Bégué himself visited de Gaulle's headquarters, was not very favourably impressed with what he saw, and declined to take an oath of personal allegiance to the general. Together with a group of some twenty other Frenchmen he enlisted in the British forces, an oath of allegiance to the symbol of the crown seeming a more acceptable commitment than the personal one demanded by de Gaulle.

Bégué was at first enrolled as a private soldier in the Royal Corps of Signals, but his expert knowledge of radio was placed on record, and before long he was called for an interview at one of the war Office rooms used by SOE as cover. Here he was confronted by Thomas Cadett, one the pioneer figures in SOE's F Section, who was known to the British publicas the BBC's Paris correspondent. Bégué agreed with little hesitation to Cadett's suggestion that he should be dropped into France to provide a radio link. The only proviso he made was that his mission should serve some useful purpose.

The training Bégué received was inevitably much sketchier than that given to agents who went in later. His radio set was cumbersome and not very convincingly disguised in a suitcase. The ration cards he took with him were, he was to discover, not valid. By way of contacts he was given simply the name and address of Max Hymans, a former Socialist member of the Chamber of Deputies, who was known to officials of F Section, and some personal messages which he had to memorize carefully.

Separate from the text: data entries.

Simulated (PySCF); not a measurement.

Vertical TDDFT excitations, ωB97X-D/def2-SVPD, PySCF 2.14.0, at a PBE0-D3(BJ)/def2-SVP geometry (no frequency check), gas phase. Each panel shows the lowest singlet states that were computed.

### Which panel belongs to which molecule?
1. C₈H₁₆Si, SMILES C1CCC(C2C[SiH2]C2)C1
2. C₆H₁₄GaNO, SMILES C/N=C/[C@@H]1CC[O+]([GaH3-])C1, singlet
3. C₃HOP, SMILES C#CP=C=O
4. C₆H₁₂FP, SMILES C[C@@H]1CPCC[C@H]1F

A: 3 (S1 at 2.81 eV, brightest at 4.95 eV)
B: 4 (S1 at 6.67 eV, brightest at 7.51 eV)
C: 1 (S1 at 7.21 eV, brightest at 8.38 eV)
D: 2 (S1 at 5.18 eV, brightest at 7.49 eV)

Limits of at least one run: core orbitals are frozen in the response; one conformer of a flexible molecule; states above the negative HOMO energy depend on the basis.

Bégué was dropped some ten miles from the landing point chosen. He came down in a ploughed field, where he spent most of the rest of the night, yet as he looked up at the moon and silvery clouds he decided he had just made the best journey of his life. Lugging the heavy suitcase containing his radio, he made his way to a hotel, which was just inside the unoccupied zone and where a maid gave him some valid bread coupons. After making a number of enquiries he reached the house whose address he had been given in London, only to find that Hymans was away from home.

He had therefore to return later. When he did so he repeated the messages he had memorized, satisfied Hymans of his bona fides, and was put in touch first with a chemist and then with a garage-owner. Through these contacts he found a room where he could establish his radio set and the long aerial it needed, and so was able to transmit the first radio message sent to SOE from France.

The radio contact which Bégué established allowed prepared parachute drops to be made, but the maintenance of communications was, for him, continually hazardous. The Germans were quick to exploit the use of detector vans for locating sets which were transmitting. As the resistance organizations grew, radio operators were able to transmit from a number of different sets placed in different houses, and the smaller the sets became the easier they were to conceal when a raid did take place. Bégué had none of these advantages, and he had the added problem of continually having to repair his set without access to suitable spare parts.

To reduce radio traffic Bégué suggested that the BBC should broadcase en clair certain prearranged phrases which would indicate to him that a parachute drop would or would not take place or other information of importance. He thereby became one of the originators of a system with would later have widespread application. In time it was even used to inform SOE agents who had left pregnant wives behind of the sex of the children born while they were on operational duty in enemy-occupied territory.

Bégué continued to operate for nearly six months from May to October 1941. When the almost inevitable arrest did take place in Marseilles it was made by the Vichy authorities, not the Germans. Bégué was imprisoned, but through the intercession of the admirable American Consul-General, Hugh Fullerton, was transferred to the Mauzac prison camp. Within the camp he succeeded in rigging up a radio transmitter, which was instrumental in bringing about the escape which was organized for him. He crossed the Pyrenees and reached London.

Here the knowledge he had acquired of the conditions in which radio operators had to function in France was considered of such importance that he was appointed, under the name of George Noble, F Section's signals officer. He was thereby precluded from further operational duties.